But having the U.S. pull out of the Paris agreement at this stage would be catastrophic, according to Debra Steger, a professor and former Canadian negotiator at the World Trade Organization. Not least because the Trudeau government has worked so hard to trumpet it.
“It would be a devastating blow” for Canada, she said.
As for a unified North American agreement on carbon pricing, Canadians shouldn’t hold their breath.
One small patch of common ground might be the Keystone XL pipeline project, however, which Obama recently rejected. Trump has said he’ll approve the pipeline, effectively reversing that decision, but only if America gets a chunk of the profits.
Security and defence
Canada can expect pressure from the White House to increase dramatically under Trump when it comes to international security efforts, said Colin Robertson, a former diplomat and vice-president at the Canadian Global Affairs Institute.
“Whether it’s Trump or Clinton, I think they’ll both push us to spend more on defence.” Robertson predicted.
“Right now we don’t meet the NATO standard of (defence spending) commitment by 2020 of two per cent of (Gross Domestic Product).”
America is devoting a full four per cent of its GDP to defence, something that Robertson said probably isn’t sustainable. Canada is sitting at the bottom of the list of the biggest spenders, he noted.
While Clinton may have been more diplomatic, Trump will demand more spending “in a kind of forceful fashion.”
“Almost, ‘If you don’t pay your dues we’re not going to defend you.’” he said.
“And that has importance obviously for NORAD, which is the bilateral defence agreement we have with the United States, but also in the case of NATO.”
When it comes to the fight against the so-called Islamic State, Trump has promised to “pursue aggressive joint and coalition military operations to crush and destroy ISIS, international cooperation to cutoff (sic) their funding, expand intelligence sharing, and cyberwarfare to disrupt and disable their propaganda and recruiting.”
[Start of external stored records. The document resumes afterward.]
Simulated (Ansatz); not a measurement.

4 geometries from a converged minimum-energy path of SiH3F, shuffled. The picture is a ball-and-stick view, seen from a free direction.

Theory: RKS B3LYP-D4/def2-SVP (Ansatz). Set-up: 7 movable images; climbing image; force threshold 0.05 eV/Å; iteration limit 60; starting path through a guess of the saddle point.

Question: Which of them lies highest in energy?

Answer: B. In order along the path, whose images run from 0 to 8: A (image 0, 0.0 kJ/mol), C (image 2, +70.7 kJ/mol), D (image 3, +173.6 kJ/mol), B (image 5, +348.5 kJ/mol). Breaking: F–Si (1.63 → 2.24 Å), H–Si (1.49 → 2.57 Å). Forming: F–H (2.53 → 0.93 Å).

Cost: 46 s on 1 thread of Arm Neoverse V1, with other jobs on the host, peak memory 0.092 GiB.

All of these pledges could mean major pressure on Canada to increase troops and other security resources, as well as renewed pressure from the United States to resume the bombing mission halted by the Liberal government last winter.
Economics and trade
It’s this policy area that has many analysts most concerned.
Trump is blatantly protectionist, which runs contrary to Ottawa’s pro-trade stance under Trudeau. Among other things, the new president has pledged to pull the U.S. out of the North American Free Trade Agreement (NAFTA).
He has also promised to drastically increase tariffs on Chinese goods making their way to America.
“(Canada) wouldn’t be the first target,” Robertson said. “But the danger there is that we become collateral damage because we have so much trade with the United States.”
The Trans-Pacific Partnership trade agreement is almost guaranteed to be consigned to the scrap heap.
“It is highly improbable with Mr. Trump that the TPP would go anywhere, which means we would have to then think about negotiating separate deals with first Japan, and perhaps talking to Mexico,” Robertson said.
Pulling out of NAFTA, meanwhile, would have a very real and significant effect on the Canadian economy. The United States is our largest trading partner, and Steger pointed out that Trump “hasn’t even bothered to ask Prime Minister Trudeau whether he’s willing to renegotiate.”
Steger, an expert in international trade, also questioned the legality of many of Trump’s proposals on trade, noting that they may contravene World Trade Organization regulations.
“What’s he going to do, withdraw from the WTO?” she said.
“This just demonstrates to you the absurdity of some of his positions. It’s just unthinkable for the U.S. to begin to flagrantly violating WTO rules and yet most of the so-called policies that he advocates … you simply can’t do.”
As much as Trump seems ignorant of how international trade works, Steger said, he seems even less informed about international diplomacy. That could spell big trouble for Canada as it seeks to present a united front with America on issues like Russian aggression in Ukraine, or the ongoing conflict in Syria.
“(Trump will) be a very different kind of person to deal with, and this cuts across all foreign policy issues,” Steger said.
“Basically he doesn’t understand how international relations work, when it comes down to it.”
According to former diplomat Robertson, presidents and prime ministers normally focus heavily on international affairs when they meet, and that may hold true for Trump and Trudeau in spite of their differences.
“(The Americans) are genuinely interested in what we can bring to the table from our diplomatic service abroad, what we pick up in talking to other leaders,” he said.